According to Robert Ferré of Labyrinth Enterprises, a labyrinth is a pattern with a single path that leads circuitously to the center. A maze has multiple paths, intersections, choices, and dead ends.

The labyrinth was one of the earliest projects of the New Harmony Memorial Commission, created by the state of Indiana in 1937 to help preserve and protect New Harmony’s history.

The original Harmonist Labyrinth was made of flowers, trees, and shrubs. There was a wooden grotto at its center. The New Harmony Memorial Commission built a small stone grotto at the center of the maze, based on designs from other Harmonist sites. Historic New Harmony renovated the grotto in 2001.

“Nothing was left of the original labyrinth in 1939,” said Connie Weinzapfel, director of Historic New Harmony. “The New Harmony Memorial Commission had the research and they knew what the Harmonie Society had done, but they made a conscious decision to make a design they perceived to be more interesting.”
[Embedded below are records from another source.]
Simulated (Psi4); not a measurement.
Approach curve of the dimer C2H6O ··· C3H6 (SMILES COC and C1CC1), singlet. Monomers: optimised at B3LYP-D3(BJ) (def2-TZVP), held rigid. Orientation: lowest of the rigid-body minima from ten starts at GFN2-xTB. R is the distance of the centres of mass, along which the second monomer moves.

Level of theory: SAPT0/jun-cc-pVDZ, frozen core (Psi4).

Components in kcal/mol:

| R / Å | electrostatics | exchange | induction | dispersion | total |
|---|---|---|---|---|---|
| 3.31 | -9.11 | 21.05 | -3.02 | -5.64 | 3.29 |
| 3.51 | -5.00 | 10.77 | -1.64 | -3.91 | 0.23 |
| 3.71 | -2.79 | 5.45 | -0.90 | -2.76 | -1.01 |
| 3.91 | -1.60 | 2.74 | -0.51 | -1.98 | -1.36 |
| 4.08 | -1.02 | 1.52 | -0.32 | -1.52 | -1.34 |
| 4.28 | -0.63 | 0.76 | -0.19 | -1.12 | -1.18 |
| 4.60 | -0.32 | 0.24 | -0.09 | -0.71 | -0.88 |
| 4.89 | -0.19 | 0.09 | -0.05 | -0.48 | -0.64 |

A maze offers choices in the pathway intended to perplex the visitor, while a labyrinth holds one meditative path to its center. But the many blockades created by the current design have worked to destroy some of the Amur River privet hedges that were planted in 1939, as visitors crossed through the hedges rather than using the pathways.

The Harmonists built a labyrinth at each of their three communities, including those at Harmony and Economy, Pennsylvania. To recreate the original Harmonist design required removing the hedges currently blocking the pathways, realigning the pathways, reconfiguring some hedges at the entryway, and planting new hedges. Nellis Landscaping completed the work with assistance from Historic New Harmony staff.

Ferré said the Harmonist design is unique in the world of labyrinths throughout history because it solves an interesting problem.

“The oldest labyrinth design is a classical seven-circuit design which is deceivingly sophisticated,” he said. “In it, the turns are opposite each other, on each side of the entrance, which gives it a very balanced look. However, the labyrinth is not symmetrical. One side has one more path than the other side, plus it is sort of mushroom-shaped.

“When you make the labyrinth circular it becomes symmetrical, but the turns no longer line up, so a very nice visual effect is lost. In the Harmonist Labyrinth it is both circular and symmetrical - the turns line up across from each other in a very elegant way. This was done by intercepting the circles with horizontal lines in such a way as to manipulate where the turns end up on either side of the entrance.”

Ferré designed the USI Labyrinth and consulted on the Cathedral Labyrinth in New Harmony. “I was very impressed with the unique solution they found,” he said. “I may copy it some day.”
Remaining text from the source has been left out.